Another ominous sign was the limbering up of Confederate guns to cover the expected retreat from the Henry Hill.

But on its reverse slope lay Jackson's Shenandoahs, three thousand strong, and by far the best drilled and disciplined brigade that either side had yet produced apart, of course, from regulars. Jackson had ridden up and down before them, calm as they had ever seen him on parade, quietly saying, "Steady, men, steady! All's well." In this way he had held them straining at the leash for hours. Now, at last, their time had come. Riding out to the center of his line he gave his final orders: "Reserve your fire till they come within fifty yards. Then fire and give them the bayonet; and yell like furies when you charge!" Five minutes later, as the triumphant Federals topped the crest, the long gray line rose up, stood fast, fired one crashing point-blank volley, and immediately charged home with the first of those wild, high rebel yells that rang throughout the war. The stricken and astounded Federal front caved in, turned round, and fled. At the same instant the last of the Shenandoahs--Kirby Smith's brigade, detrained just in the nick of time--charged the wavering flank. Then, like the first quiver of an avalanche, a tremor shook the whole massed Federals one moment on that fatal hill: the next, like a loosened cliff, they began the landslide down.

There, in the valley, along Young's Branch, McDowell established his last line of battle, based on the firm rock of the regulars.

But by this time the Confederates had brought up troops from the whole length of their line; the balance of numbers was at last in their favor; and nothing could stay the Federal recoil. Lack of drill and discipline soon changed this recoil into a disorderly retreat. There was no panic; but most of the military units "dissolved into a mere mob whose heart was set on getting back to Washington in any way left '''Open. The regulars and a few formed bodies in reserve did their best to stem the stream. But all in vain.
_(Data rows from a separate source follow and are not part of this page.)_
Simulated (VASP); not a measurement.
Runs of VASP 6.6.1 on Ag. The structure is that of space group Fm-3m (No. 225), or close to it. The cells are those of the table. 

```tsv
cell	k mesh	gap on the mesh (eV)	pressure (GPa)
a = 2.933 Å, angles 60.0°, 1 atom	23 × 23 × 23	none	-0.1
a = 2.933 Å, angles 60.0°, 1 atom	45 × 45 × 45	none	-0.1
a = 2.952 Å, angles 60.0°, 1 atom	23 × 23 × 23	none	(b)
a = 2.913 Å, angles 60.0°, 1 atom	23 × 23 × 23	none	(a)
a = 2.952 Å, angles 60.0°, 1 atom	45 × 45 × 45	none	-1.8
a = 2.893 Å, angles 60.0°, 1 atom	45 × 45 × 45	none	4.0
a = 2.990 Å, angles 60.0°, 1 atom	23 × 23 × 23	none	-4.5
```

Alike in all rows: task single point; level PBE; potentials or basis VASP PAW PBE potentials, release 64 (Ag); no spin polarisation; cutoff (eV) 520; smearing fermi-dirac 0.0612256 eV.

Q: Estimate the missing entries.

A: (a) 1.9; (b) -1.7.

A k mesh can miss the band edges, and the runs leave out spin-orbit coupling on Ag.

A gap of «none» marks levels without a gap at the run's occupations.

One mile short of Centreville there was a sudden upset and consequent block on the bridge across Cub Run. Then the stream of men retreating, mixed with clogging masses of panic-struck civilians, became a torrent.

Bull Run was only a special-constable affair on a gigantic scale.

The losses were comparatively small--3553 killed and wounded on both sides put together: not ten per cent of the less than forty thousand who actually fought. Moreover, the side that won the battle lost the war. And yet Bull Run had many points of very great importance. In spite of all shortcomings it showed the good quality of the troops engaged: if not as soldiers, at all events as men. It proved that the war, unlike the battle, would not be fought by special constables, some of whom first fired their rifles when their target was firing back at them. It brought one great leader--Stonewall Jackson--into fame. Above all, it profoundly affected the popular points of view, both North and South. In the South there was undue elation, followed by the absurd belief that one Southerner could beat two Northerners any day and that the North would now back down en masse, as its army had from the Henry Hill. A dangerous slackening of military preparation was the unavoidable result. In the North, on the other hand, a good many people began to see the difference between armed mobs and armies; and the thorough Unionists, led by the wise and steadfast Lincoln, braced themselves for real war.